This early work laid the foundation for why the outreach team exists today. It’s not just about warm leads or transactional sales. It’s about creating new pipelines in places where the company hasn’t yet built a presence. “I think that was the first time we saw the value of long-term outreach in cold markets,” Ashmita says.
Rethinking Sales From Transactional to Strategic
One of Ashmita’s key insights was that wholesale sales at B Futurist were too focused on transactions. “We were just sending out price lists and waiting for people to order,” she says. “But I felt like we could be more than that.”
Instead of pushing products, she began asking clients about their goals and needs. She’d adapt the pitch to their market and help them think through product selection. “I really try to make sure that they don’t just receive a price list but that they’re able to build a business with us.”
This shift from transactional to strategic wasn’t just better for clients. It helped B Futurist grow its accounts more sustainably. “The clients I brought in this way tend to come back. They see the value in the relationship,” she says.
Not everyone understood the approach at first. “There was a bit of resistance,” she admits. “People would say: why are you spending so much time on someone who hasn’t ordered yet?” But for Ashmita, the long game was worth it.
The Evolution of Outreach Through Tools, Tech, and Tactics
To support a more strategic sales approach, Ashmita started looking into tech tools that could help the team work smarter. She wasn’t just focused on writing better emails. She began researching AI automation platforms that could run entire cold outreach sequences, from generating emails to scheduling follow-ups.
“Some of these tools can help you write the emails too, but the bigger value is in the automation,” she says. “If we want to scale properly, we can’t do everything manually.”
Still, she was careful about how much to automate. “It still needs to sound human. You’re talking to someone who might become your long-term partner,” she explains.
She also brought more structure to the process. That meant creating templates, setting up clearer workflows, and segmenting leads by client type. Distributors, retailers, and salons were each put on different paths, with messages and timing tailored to their needs.
“A big retailer doesn’t want the same message as a small salon,” she says. “When people feel like you understand their business, they’re more likely to respond.”
Challenges in Driving a New Sales Culture
Shifting how a team sells, and how a company thinks about sales, takes time. “There’s still a tendency to chase the quick win,” Ashmita says. “But if you want to build a pipeline, you need to plant seeds and give them time.”
She worked to document processes, align with marketing, and push for better CRM usage. But change management is slow. “Some salespeople still prefer to send a price list and move on,” she says.
There’s also a culture shift required: from focusing on what’s urgent to investing in what’s important. “If we only prioritize the buyers who are ready to purchase today, we’ll never grow our base,” she says.
Still, she sees progress. “I think more people are starting to understand the value of outreach, and we’re starting to see the results.”
What Ashmita Is Building Now
Today, Ashmita is focused on turning outreach into a repeatable, scalable function. “We need a platform-first mindset,” she says. “The tools should support the strategy, not the other way around.”

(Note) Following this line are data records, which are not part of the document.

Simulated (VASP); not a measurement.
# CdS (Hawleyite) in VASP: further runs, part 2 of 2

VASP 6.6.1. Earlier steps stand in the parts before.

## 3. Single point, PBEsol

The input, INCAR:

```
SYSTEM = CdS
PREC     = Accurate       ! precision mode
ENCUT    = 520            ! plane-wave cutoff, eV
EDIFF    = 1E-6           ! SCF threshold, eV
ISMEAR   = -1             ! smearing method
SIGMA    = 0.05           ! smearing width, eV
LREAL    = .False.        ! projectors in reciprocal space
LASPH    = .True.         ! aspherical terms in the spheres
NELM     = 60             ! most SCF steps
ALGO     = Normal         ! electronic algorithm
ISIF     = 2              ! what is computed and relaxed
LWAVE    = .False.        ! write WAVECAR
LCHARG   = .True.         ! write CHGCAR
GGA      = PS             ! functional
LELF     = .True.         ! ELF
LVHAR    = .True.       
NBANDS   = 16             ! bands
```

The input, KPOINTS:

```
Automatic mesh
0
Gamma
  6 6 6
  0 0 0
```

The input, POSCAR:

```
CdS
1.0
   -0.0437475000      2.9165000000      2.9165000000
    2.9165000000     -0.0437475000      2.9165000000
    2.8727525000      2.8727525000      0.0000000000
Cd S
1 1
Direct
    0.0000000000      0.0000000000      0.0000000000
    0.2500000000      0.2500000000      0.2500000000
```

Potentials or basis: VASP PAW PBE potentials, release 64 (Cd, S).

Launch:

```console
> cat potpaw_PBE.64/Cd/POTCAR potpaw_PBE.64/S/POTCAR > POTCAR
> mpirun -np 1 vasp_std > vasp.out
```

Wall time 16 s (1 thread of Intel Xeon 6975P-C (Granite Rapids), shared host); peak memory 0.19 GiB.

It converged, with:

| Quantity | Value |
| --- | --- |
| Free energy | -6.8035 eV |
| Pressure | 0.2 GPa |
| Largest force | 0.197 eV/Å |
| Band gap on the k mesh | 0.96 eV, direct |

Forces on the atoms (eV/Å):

She’s working on a new structure that separates lead generation, qualification, and conversion, allowing different people to specialize and become more efficient. “I want to make it easier for people to succeed in outreach, even if they’re new.”
She’s also looking to strengthen alignment between sales and marketing, and to better track the full client journey. “We need visibility. If someone clicks an email, shows interest, and then gets ignored, that’s a missed opportunity.”
For Ashmita, it’s not just about building systems. It’s about building a team that thinks differently. “Outreach isn’t just a task,” she says. “It’s how we grow the business.”
Looking Ahead
Ashmita’s role at B Futurist may have started with a focus on a single market, but it has evolved into something broader and more foundational. She’s helping the company rethink how it connects with future clients, how it sells, and how it grows. Her mindset is clear: long-term value over short-term wins, strategy over noise.
And in a fast-moving industry, that kind of clarity might be exactly what the company needs next.